Lanercost Priory

We’ve now reached the end (nearly) of 2017, and I have one last ‘real’ post to go before my festive hiatus. A few weekends ago, my friend, Amy, and I visited Lanercost Priory, near Brampton. The site has been a place of worship since the 12th Century, and it is now presented as a mix of ruin and functioning church. Like most places in the vicinity of the Scottish border, such as Carlisle Castle, it has a rocky history of raids and hardship; and, like Brougham Castle, there have also been a handful of royal visits.

Lanercost Priory is quite an intriguing place to visit, owing to the fact that so many different historical eras can be seen in the same location. Many of the stones used to create the Priory were pinched from the nearby Hadrian’s Wall and Roman script and sculpture can still be seen in some of the stones dotted around the site. Then, of course, there’s the medieval ruins of the church which are really something special. Moving on to a post-dissolution era, there are the remains of Dacre Tower and the still-functioning Dacre Hall. Finally, there is the parish church, which is still in use today.



There’s a bit of uncertainty as to when construction began on Lanercost, but most agree it was around the 1169 mark. Robert de Vaux founded the Augustinian priory in the hopes of securing good vibes for his family in the afterlife, and so that prayers could be said for them until the end of time. The Augustinian canons were slightly less strict than some other monastic groups at the time, and were all for living communally and sharing. The Augustinian group at Lanercost was never that substantial, but they seemed to have plodded along well for a time. It was mostly local men that became canons, and their way of life was based heavily around agriculture. The priory had to be incredibly self-sufficient and so grew and raised much of their food, drink, and other resources.

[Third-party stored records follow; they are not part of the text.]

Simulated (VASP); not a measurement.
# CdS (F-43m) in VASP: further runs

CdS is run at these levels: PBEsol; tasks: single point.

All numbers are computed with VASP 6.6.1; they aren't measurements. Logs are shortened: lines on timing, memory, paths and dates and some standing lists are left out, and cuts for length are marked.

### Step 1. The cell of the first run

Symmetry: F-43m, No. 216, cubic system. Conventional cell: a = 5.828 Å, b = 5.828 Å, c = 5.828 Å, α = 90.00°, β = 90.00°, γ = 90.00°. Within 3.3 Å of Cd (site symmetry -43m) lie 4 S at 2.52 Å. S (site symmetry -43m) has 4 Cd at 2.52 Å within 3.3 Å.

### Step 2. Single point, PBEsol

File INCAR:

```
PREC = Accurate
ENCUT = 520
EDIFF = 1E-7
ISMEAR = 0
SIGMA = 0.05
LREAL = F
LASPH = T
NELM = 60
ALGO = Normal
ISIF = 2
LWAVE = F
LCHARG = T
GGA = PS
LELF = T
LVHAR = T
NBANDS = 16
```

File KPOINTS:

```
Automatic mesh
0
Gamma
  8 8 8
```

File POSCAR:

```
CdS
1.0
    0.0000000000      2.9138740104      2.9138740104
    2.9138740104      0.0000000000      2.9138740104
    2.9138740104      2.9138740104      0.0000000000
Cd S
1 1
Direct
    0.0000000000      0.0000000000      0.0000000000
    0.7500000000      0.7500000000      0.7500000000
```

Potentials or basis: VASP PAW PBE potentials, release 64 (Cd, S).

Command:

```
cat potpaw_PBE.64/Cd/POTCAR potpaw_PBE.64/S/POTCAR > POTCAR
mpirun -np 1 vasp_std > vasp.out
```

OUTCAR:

The Scottish Wars heavily impacted life at the Priory. Raiders pillaged the priory lands, destroying the canons’ source of income, and source of food, resulting in some very tough times for the men that lived there. It wasn’t only the raiders that drained resources. In many ways, Edward I’s stay messed with every part of priory life, bringing very little in way of compensation to the canons or the surrounding community. Edward didn’t come alone either. As well as his servants and noblemen, he also brought Queen Margaret and all of her household too. It’s not like it was a short stay either. Edward and Margaret’s visit lasted just over five months! They really outstayed their welcome, I think.

The most dramatic era of the Priory’s history came during Henry VIII’s Dissolution. To cut a long story short, our dear old Henry needed money for military campaigns on the 1540s, and so, to fund his gallivanting he seized the land from monasteries, priories, convents and friaries up and down the country. Lanercost was no exception, and on 4th March 1537, the Duke of Norfolk arrived at the priory and ordered its closure. Prior to this, Lanercost was falling steadily into decline and many of the lands were already sold off so that the canons could keep their heads above water. Following the closure though, work began on demolishing the cloister and refectory, as well as other buildings. Only the nave survived as it was the designated parish church, and this nave is still used as the parish church today. The eastern end of the Church was kept too, due to it housing the Chantry, and it is easily the most dramatic part of the site still standing.




The eastern end is also where you’ll find the presbytery and the two transepts to the north and south. Hidden away in the small chapel area is this slightly surprising effigy of a baby.


It is made of terracotta and commemorates Elizabeth Dacre Howard, the daughter of George and Rosalind Howard. She died at the age of four months in July 1883. She is surrounded by the tombs of previous patrons of the Priory. When new, they would have been painted in bright colours, and would have been a rather spectacular sight, I imagine, given the intricacy of the masonry. One of the tombs belongs to Sir Humphrey Dacre who died in 1485 and was had previously secured his family’s ownership of Lanercost. The other is that of Lord Thomas Dacre and his wife, Elizabeth.


The Dacres were a key family in the story of Lanercost, as were the Howard family, who owned (and still own) the nearby Naworth Castle. The Howards took over the Priory once the final Lanercost-based Dacre, James, had died unmarried and £1800 in debt. The Howard family worked hard to restore the ruins of the Priory before handing it over to the Office of Works in 1929. The Office of Works is now more commonly known as English Heritage, and it is this group that now manage the oldest parts of the Priory today.

To conclude, if you’re looking for a good day out, I’d say Lanercost Priory is a pretty good go-to. There’s more to it than a church! When Amy and I visited, we lunched at the Lanercost Tea Rooms afterwards which had absolutely fabulous cakes and a smashing BLT if I do say so.